On Tue, 27 Mar 2007, Magnus Hagander wrote:
> Would not at least some of these numbers be better presented through the
> stats collector, so they can be easily monitored?
> That goes along the line of my way way way away from finished attempt
> earlier, perhaps a combination of these two patches?
When I saw your patch recently, I thought to myself "hmmm, the data
collected here sure looks familiar"--you even made some of the exact same
code changes I did. I've been bogged down recently chasing a performance
issue that, come to find, was mainly caused by the "high CPU usage for
stats collector" bug. That caused the background writer to slow to a
crawl under heavy load, which is why I was having all these checkpoint and
writer issues that got me monitoring that code in the first place.
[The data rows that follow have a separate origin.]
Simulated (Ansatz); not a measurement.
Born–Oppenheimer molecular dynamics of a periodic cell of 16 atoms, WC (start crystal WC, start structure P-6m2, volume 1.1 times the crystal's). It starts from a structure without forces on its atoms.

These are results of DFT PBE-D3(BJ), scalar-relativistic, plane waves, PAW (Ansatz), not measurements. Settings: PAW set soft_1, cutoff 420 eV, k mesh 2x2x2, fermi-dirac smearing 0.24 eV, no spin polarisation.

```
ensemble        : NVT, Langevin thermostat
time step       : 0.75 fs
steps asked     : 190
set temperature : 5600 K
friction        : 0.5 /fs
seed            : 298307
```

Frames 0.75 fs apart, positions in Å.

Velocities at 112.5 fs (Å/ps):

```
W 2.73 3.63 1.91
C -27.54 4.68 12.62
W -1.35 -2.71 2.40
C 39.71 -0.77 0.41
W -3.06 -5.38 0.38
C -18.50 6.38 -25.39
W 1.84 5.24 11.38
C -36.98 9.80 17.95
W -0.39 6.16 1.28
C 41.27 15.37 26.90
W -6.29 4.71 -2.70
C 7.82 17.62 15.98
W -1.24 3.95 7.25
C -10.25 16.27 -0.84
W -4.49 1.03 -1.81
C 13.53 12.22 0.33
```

With that seemingly resolved, slightly new plan now. Next I want to take
the data I've been collecting in my patch, bundle the most important parts
of that into messages sent to the stats writer the way it was suggested
you rewrite your patch, then submit the result. I got log files down and
have a real good idea what data should be collected, but as this would be
my first time adding stats I'd certainly love some help with that.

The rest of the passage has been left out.